The effect of regulation on banks and the products they offer has been a core treasury concern for some time. And it has become accepted that, like taxes, regulation generally only moves in one direction: Up. The US Financial Choice Act is that rare beast, an attempt to roll back regulation which, according to the Act’s proponents, has damaged banks’ ability to perform key functions.
The Act was introduced by Texas Congressman Jeb Hensarling who chairs the House Financial Services Committee. His main aim is to release small banks and credit unions from the provisions of the 2010 Dodd-Frank legislation as he explained on NPR, “Free checking at banks has been cut in half. Banking fees have gone up. Working people are finding it more difficult to get mortgages.” And later, “Our plan replaces Dodd-Frank’s growth-strangling regulations on small banks and credit unions with reforms that expand access to capital so small businesses on Main Street can grow and create jobs.”
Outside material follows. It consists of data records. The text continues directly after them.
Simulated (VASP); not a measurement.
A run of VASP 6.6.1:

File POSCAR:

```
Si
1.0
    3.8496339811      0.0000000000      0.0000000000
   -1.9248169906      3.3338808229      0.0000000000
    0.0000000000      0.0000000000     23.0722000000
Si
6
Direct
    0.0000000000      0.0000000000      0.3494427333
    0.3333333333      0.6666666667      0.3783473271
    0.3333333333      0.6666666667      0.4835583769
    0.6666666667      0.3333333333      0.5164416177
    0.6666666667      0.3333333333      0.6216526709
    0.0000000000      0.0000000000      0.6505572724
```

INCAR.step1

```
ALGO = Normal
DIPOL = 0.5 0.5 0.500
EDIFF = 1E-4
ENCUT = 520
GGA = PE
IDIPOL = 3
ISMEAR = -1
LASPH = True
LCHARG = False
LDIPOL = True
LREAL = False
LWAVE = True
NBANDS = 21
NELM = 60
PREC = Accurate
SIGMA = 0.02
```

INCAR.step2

The US Financial Choice Act provides what is being called an ‘off-ramp’ from Dodd-Frank’s regulatory regime and is designed to free banks from certain regulations provided that they raise their leverage ratios. So, it:
• Exempts banks from constraints such as stress tests, so long as the bank maintains a minimum leverage ratio of at least 10%.
• Subjects banks to stress tests every other year instead of every year and requires that the different conditions under which stress tests are performed be made open to the public and given their appropriate comment period.
• Increases the possible penalties for wrongdoing in financial markets.
• Repeals the Volcker rule.
• Repeals the government’s orderly liquidation authority (power to wind up financial firms), and create new rules for such firms to go through bankruptcy instead.
• Removes regulators’ authority to designate large non-bank financial firms as “systemically important financial institutions” subject to stricter rules.
• Modifies capital rules to give banks more flexibility in how they manage “operational risks”.
• Abolishes the Office of Financial Research, an agency created by Dodd-Frank to monitor the financial system.
The Act also proposes changes to a number of rules concerning shareholder rights, communications with the SEC about public offerings and to the way in which the SEC is managed. In consumer finance, it proposes a cap on debt card transaction fees and strips the Consumer Financial Protection Bureau of its powers to write rules and supervise firms.
It is clear that for smaller, consumer-driven institutions, freedom from the key constraints of Dodd-Frank is significant. But what does the US Financial Choice Act mean for corporate treasurers? Well, in theory, if the large banks raise additional capital – and the amount depends on the final leverage ratio agreed – then they would be free of a number of significant Dodd-Frank constraints and may be able to offer a wider range of products and services at potential reduced pricing. The other deregulatory measures – such as the repeal of the Volcker Rule – would work to the same end.
However, first, the Act has to clear the Senate and there seems to be reasonably unanimous agreement that nothing like the Act in its present form will do that. Second, in common with legislators around the world, it seems as though the instinct in the US to fight yesterday’s battles is stronger than the desire to face the issues of today. In reality, technological advances are likely to transform the corporate treasury landscape far more quickly and profoundly than this Act.
But like all issues concerning regulation, this is one to watch in the next 12 months and to ask your bank, once the US Financial Choice Act is passed, what it will mean for its corporate customers.